A reform made by the Ontario government in January is intended to make colleges and universities more affordable for mature students. The changes made will take effect for students applying to programs beginning in September 2017.
According to an announcement from the Ministry of Advanced Education and Skills Development, “150,000 people in Ontario will be eligible to receive free tuition as a result of the improvements the provincial government is making to the Ontario Student Assistance Program (OSAP).”
Mature students whose family income is under $50,000 per year are to be given enough grant money to make their tuition free.
Sean Greson, a representative for Deputy Minister Deb Matthews, told Humber Et Cetera that, “If the new OSAP was in place today, OSAP would provide free average tuition to more than 210,000 Ontario students,” even more than the projected average in years to come.
During the 2015-2016 school year, 13,586 Humber College students used OSAP to fund their education. Of those, 42 per cent qualified for mature student status according to OSAP guidelines, which means thousands of students at Humber will be directly affected by the changes.
“Changes to OSAP will allow mature students to access a wide variety of financial aid programs they were previously excluded from, such as the upcoming Ontario Student Grant,” said Gayle McFadden, national executive representative of the Canadian Federation of Students.

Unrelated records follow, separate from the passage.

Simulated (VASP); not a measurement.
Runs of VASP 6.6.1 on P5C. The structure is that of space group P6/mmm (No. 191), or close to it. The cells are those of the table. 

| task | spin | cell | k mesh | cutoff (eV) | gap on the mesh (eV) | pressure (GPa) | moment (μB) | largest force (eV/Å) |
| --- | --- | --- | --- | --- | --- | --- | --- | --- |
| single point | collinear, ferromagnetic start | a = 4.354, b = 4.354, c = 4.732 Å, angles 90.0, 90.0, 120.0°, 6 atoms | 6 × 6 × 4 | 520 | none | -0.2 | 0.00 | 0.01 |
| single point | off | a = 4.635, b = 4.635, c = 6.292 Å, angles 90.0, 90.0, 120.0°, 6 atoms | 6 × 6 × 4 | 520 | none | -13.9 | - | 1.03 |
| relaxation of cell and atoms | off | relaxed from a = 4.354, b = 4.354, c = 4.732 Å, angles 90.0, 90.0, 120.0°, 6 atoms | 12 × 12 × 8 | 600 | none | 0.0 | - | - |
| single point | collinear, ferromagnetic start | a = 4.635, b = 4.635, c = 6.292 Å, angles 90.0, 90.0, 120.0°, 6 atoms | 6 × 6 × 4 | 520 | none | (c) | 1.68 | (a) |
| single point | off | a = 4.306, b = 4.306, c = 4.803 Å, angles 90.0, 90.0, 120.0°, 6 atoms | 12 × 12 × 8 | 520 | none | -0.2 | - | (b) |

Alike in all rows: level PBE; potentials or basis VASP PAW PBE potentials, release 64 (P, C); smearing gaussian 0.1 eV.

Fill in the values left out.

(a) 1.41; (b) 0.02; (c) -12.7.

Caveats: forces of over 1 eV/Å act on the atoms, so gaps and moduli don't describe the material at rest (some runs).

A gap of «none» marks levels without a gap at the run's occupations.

Despite being pleased with the changes, McFadden reiterates that the CFS would like to see more.
“Our main concerns around student financial assistance remain the same: that we do not believe that anyone wishing to pursue a post-secondary education should have to go into debt to do so. Ideally, we are fighting for reductions in tuition fees with the goal of eventually eliminating them,” said McFadden.
“This year, we have proposed to the government a four-year plan to eliminate tuition fees in the province by creating a cost-sharing model with the federal government to fully-fund post-secondary education,” she said.
In response to critics questioning whether the government can afford to implement the reforms, the Ministry representative for Matthews said, “the changes to OSAP are made possible by reallocating existing government dollars that are already supporting postsecondary students and using those dollars in a more timely and targeted way.”
David Kieu, a 24-year-old student in Humber’s Multimedia Design and Development program, explained how OSAP has facilitated his education.
“I use OSAP much more now in my post-grad than in my previous university education, as I am relying on most of my own income in addition to living in an apartment separate from my parents. Low-income grants have been a lifesaver,” said Kieu.
“The changes to OSAP would make me seriously consider continuing education studies in the future.”